6. Tidy Data and Structural Repairs#
6.1. Intro#
This week, we’ll be cleaning data.
Cleaning data is labor intensive and requires making subjective choices.
We’ll focus on, and assess you on, manipulating data correctly, making reasonable
choices, and documenting the choices you make carefully.
We’ll focus on the programming tools that get used in cleaning data in class this week:
reshaping data
handling missing or incorrect values
renaming columns
Warning
this is incomplete, but will get filled in this week.
import pandas as pd
import seaborn as sns
# make plots look nicer and increase font size
sns.set_theme(font_scale=2, palette='colorblind')
6.2. What is Tidy Data#
Read in the three csv files described below and store them in a list of dataFrames
url_base = 'https://raw.githubusercontent.com/rhodyprog4ds/rhodyds/main/data/'
datasets = ['study_a.csv','study_b.csv','study_c.csv']
study_df_list = [pd.read_csv(url_base +cur_study,na_values='-')

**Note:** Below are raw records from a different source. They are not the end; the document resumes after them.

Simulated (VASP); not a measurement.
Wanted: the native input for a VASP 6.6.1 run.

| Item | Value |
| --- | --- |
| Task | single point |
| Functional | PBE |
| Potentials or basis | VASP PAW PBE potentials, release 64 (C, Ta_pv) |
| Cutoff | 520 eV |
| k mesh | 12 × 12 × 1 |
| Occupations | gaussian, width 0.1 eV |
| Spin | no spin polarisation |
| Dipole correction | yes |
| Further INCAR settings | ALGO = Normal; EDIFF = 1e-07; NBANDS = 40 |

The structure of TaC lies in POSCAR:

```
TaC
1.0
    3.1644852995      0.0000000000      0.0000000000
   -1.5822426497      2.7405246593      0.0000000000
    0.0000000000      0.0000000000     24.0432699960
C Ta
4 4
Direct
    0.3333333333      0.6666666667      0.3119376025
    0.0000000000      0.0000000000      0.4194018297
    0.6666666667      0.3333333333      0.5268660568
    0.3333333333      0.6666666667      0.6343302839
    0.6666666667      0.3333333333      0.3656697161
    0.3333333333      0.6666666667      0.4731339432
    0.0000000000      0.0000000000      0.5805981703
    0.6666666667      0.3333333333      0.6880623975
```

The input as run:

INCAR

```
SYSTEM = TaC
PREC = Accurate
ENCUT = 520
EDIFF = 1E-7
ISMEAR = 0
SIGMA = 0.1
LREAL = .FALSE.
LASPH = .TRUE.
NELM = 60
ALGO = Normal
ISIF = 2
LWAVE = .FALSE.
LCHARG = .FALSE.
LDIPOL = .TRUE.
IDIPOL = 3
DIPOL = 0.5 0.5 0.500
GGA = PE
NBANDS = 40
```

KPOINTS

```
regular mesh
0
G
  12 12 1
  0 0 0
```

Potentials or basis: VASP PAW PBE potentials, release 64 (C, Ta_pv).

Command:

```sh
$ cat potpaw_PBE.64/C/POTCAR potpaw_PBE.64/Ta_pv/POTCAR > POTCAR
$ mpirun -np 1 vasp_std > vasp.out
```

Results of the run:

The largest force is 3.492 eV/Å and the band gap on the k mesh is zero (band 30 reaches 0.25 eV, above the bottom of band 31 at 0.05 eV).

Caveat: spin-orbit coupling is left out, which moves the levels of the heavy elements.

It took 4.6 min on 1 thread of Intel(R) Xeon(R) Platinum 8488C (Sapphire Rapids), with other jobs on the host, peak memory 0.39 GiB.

for cur_study in datasets]
study_df_list[0]
name | treatmenta | treatmentb | |
---|---|---|---|
0 | John Smith | NaN | 2 |
1 | Jane Doe | 16.0 | 11 |
2 | Mary Johnson | 3.0 | 1 |
study_df_list[1]
intervention | John Smith | Jane Doe | Mary Johnson | |
---|---|---|---|---|
0 | treatmenta | NaN | 16 | 3 |
1 | treatmentb | 2.0 | 11 | 1 |
study_df_list[2]
person | treatment | result | |
---|---|---|---|
0 | John Smith | a | NaN |
1 | Jane Doe | a | 16.0 |
2 | Mary Johnson | a | 3.0 |
3 | John Smith | b | 2.0 |
4 | Jane Doe | b | 11.0 |
5 | Mary Johnson | b | 1.0 |
These three all show the same data, but let’s say we have two goals:
find the average effect per person across treatments
find the average effect per treatment across people
This works differently for these three versions.
df_a = study_df_list[0]
df_a.mean(numeric_only=True,)
treatmenta 9.500000
treatmentb 4.666667
dtype: float64
we get the average per treatment, but to get the average per person, we have to go across rows, which we can do here, but doesn’t work as well with plotting
we can work across rows with the axis
parameter if needed
df_a.mean(numeric_only=True,axis=1)
0 2.0
1 13.5
2 2.0
dtype: float64
df_b = study_df_list[1]
df_b
intervention | John Smith | Jane Doe | Mary Johnson | |
---|---|---|---|---|
0 | treatmenta | NaN | 16 | 3 |
1 | treatmentb | 2.0 | 11 | 1 |
Now we get the average per person, but what about per treatment? again we have to go across rows instead.
study_df_list[2]
person | treatment | result | |
---|---|---|---|
0 | John Smith | a | NaN |
1 | Jane Doe | a | 16.0 |
2 | Mary Johnson | a | 3.0 |
3 | John Smith | b | 2.0 |
4 | Jane Doe | b | 11.0 |
5 | Mary Johnson | b | 1.0 |
For the third one, however, we can use groupby, because this one is tidy.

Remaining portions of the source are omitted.